Build an AI Assistant with Wolfram Alpha and Wikipedia in Python
Wolfram Alpha is a computational search engine that tends to evaluate what the user asks. Imagine asking a question like “What is the current weather in London” or “Who is the president of United State of America”. Wolfram Alpha will be able to evaluate the question and respond with an answer like “15 degrees centigrade” or “Donald Trump”.
Wikipedia, however, is a search engine that unlike Wolfram, does not compute or evaluate the question but rather searches for the keywords in the query. For example, Wikipedia cannot answer the questions like “What is the current weather in London” or “Who is the president of United State of America” but can search for keywords like “Donald Trump” or “London”.

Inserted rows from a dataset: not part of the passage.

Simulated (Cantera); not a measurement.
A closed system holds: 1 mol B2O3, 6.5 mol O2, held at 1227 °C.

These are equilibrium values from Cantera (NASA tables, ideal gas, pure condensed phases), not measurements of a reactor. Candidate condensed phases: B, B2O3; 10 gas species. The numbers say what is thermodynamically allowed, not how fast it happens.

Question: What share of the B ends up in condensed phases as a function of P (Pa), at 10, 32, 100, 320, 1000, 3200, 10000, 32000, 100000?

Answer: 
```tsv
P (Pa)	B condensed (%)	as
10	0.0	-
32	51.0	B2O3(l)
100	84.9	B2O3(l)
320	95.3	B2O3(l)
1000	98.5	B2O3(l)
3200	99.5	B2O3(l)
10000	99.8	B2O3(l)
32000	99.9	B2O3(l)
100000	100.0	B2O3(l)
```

In this tutorial, these two platforms (Wikipedia & Wolfram) will be combined to build an intelligent assistant using python programming language
Things we need
- Make sure you have python installed
If you prefer using a virtual environment, you can find a tutorial here on how to create one
Get Wolfram Alpha App ID
You can register on the Developer’s Portal to create an AppID. (Note: This ID will be deleted)
Application Workflow
User’s input will be passed to Wolfram Alpha for processing. if a result is obtained, the result will be returned to the user. If no result is obtained, an interpretation of the input is used as a keyword(s) for Wikipedia query.
Lets start coding
Let’s begin by installing all the required python packages using PIP
pip install wolframalpha
pip install wikipedia
pip install requests
- Create a python file and open it with any code editor of your choice
- Import the pre-installed packages
import wolframalpha
import wikipedia
import requests
Implementing Wikipedia Search
Let’s create a function “search_wiki” that takes the keyword as parameter
# method that search wikipedia...
def search_wiki(keyword=''):
# running the query
searchResults = wikipedia.search(keyword)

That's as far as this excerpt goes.